While I was trying to see the values of all the variables when in the breakpoint, some would say "Variable is optimized away and not available" and wouldn't show the value. Some quick googling told me that Visual Studio has some optimization techniques that speed up execution in debug mode, one of which is "moving local variables to locations the debugger does not understand".
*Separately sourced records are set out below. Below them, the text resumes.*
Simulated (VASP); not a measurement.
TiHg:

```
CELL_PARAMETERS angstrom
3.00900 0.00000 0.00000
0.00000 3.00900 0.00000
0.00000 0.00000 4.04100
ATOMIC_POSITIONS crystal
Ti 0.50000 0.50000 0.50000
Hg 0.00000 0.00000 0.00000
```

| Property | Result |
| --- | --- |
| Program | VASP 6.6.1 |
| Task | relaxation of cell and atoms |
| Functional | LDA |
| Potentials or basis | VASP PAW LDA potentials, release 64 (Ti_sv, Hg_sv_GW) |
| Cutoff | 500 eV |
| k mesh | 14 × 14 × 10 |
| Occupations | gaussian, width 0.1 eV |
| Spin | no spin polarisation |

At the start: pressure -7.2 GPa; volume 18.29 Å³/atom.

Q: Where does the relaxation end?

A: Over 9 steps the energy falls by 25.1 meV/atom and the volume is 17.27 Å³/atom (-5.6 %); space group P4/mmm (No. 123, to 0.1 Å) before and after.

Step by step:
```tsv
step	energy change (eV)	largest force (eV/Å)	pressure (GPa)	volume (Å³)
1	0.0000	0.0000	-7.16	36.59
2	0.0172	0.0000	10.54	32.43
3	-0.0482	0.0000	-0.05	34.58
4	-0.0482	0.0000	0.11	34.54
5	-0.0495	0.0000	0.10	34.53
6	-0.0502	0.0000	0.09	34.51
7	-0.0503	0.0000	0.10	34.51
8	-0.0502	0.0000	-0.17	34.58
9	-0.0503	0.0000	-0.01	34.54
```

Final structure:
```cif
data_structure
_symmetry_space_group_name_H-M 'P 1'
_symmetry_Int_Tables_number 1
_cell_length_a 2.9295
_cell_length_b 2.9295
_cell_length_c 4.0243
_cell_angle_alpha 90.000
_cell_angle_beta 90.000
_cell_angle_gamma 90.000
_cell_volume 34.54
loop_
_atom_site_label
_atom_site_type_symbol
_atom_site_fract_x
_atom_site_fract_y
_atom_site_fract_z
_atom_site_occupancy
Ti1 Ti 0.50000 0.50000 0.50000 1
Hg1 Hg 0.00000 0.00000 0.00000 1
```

To get around this is actually quite easy. User Temaran on the Unreal Engine forums shows how you can use the preprocessor directive
#pragma optimize("", off)
to turn off this optimization and see the values you want. Once I did this, I could see that my weight variable which should have been between 0 and 1 was being set anywhere up to 11. Doing a quick
FMath::Clamp<float>()
fixed this in a jiffy (and is how I got the screenshot for the expected outcome), but I would still like to do some more debugging to know why the value is getting blown up so much more than it should. Now that that was fixed I went to add more biomes to the Earth-like planet. I did 5 total: 2 arctic biomes with one at each pole, 1 desert biome across the equator, and one 'default' biome on each side of the desert. When I tried to generate this though it crashed the editor. The engine was complaining that the texture it was trying to create for the planet had a size that wasn't a power of 2. This was true as the texture is always 256 long but the height is equal to the number of biomes, in this case 5 which is not a power of 2. Not really sure why 3 worked then with the Martian planet before but whatever.
The hacky fix is to duplicate any of the biomes until there is a power of 2 number total. Not clean, user-friendly, or efficient, but 'it works for now™' and allows me to get screenshots like this:
So in the end I'm one bug down, way more than one to go.